Is School Parent Involvement Ever Harmful?

Should you get involved or stay back?. Chris Ryan, Caiaimage via Getty Images

If you want to get a lot of attention in today's media, challenge what everyone believes is true, and back it up with a lot of data to make your challenge to common wisdom look real.  A prime example of this was the media hype for a Harvard University Press book The Broken Compass; Parental Involvement with Children's Education back in 2014.  Both The Atlantic and The New York Times ran opinion pieces on the book.

The headlines for these opinion pieces stated that parental involvement was over-rated and harming children.  Reading the articles, parents were led to believe that all of their efforts to support their children's education were harming their children and holding them back helicopter-parent style.

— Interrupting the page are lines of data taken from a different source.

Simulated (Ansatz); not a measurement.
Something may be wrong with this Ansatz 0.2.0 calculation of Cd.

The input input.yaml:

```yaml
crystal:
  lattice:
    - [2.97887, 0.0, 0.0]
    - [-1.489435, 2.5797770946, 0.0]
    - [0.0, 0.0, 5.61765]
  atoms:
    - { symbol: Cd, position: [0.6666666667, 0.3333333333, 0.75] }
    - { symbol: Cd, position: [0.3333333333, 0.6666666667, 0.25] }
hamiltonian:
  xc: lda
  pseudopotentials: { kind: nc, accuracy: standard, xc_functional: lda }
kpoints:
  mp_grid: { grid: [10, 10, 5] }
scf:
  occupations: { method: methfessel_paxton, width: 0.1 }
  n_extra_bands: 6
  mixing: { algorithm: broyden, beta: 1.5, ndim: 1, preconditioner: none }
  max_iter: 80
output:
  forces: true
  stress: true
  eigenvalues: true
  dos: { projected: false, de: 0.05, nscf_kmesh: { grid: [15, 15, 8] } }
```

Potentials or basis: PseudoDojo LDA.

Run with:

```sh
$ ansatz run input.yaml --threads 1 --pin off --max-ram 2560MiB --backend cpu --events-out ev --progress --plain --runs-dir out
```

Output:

The internet was abuzz with the idea that parent involvement was harmfully enabling children.

Since I write about ways for parents to support their kids in school, I got my hands on a copy of The Broken Compass right after its release.  I read it from cover to cover.  I looked over the data and research that was reviewed by authors and university sociology professors Keith Robinson and Angel Harris.  

What I found between the covers of the book was a surprise for me.  While the book's cover seemed to hint that this book was going to shatter the notion that parental involvement is a good thing, the inside of the book didn't really say that at all.  

The book reviewed several other research studies over several years, and used a big data approach that indicated that sometimes parental involvement helps, and other times it doesn't.  My paraphrase of the book is that If you want your parent involvement to work, you have to do it in the right way.  

The idea that if you are going to do something, you should do it right isn't very cutting-edge.  It is so common sense it is almost boring.  I decided I would wait for the myth that parent involvement is harmful to die.  Yet I still see it in parenting magazines and popular blogs.  Maybe the reason that the myth won't die is because sometimes, parent involvement is harmful.  How can you tell a bad style of involvement from good support?  Here is what I learned works and does not work, from The Broken Compass.

Bad Involvement Strategy #1 - The Parent Takes Over For The Child

If you are doing more of you child or teens work then they are, your "help" is harmful.  Are you giving constant reminders when it is time to do homework?  Do you go to your child's school and get their homework that they forgot - not just once in awhile, but all the time?  Do you tell them what to write in their essays?  Ask yourself, if you got sick and took  few days off from helping your child with school, would they know what to do without you?

 If the answer is no, you need to change how you are involved.

Good Involvement Strategy #1  The Parent Sets The Stage

Harris and Robinson repeatedly made the point that children did best in school when parents created conditions for children to succeed, and then let the children do the work.  Ways parents can set the stage include establishing homework routines, providing access to resource materials, making sure children get to school.  The idea is to teach your child to work as independently as possible, and not to rely on you.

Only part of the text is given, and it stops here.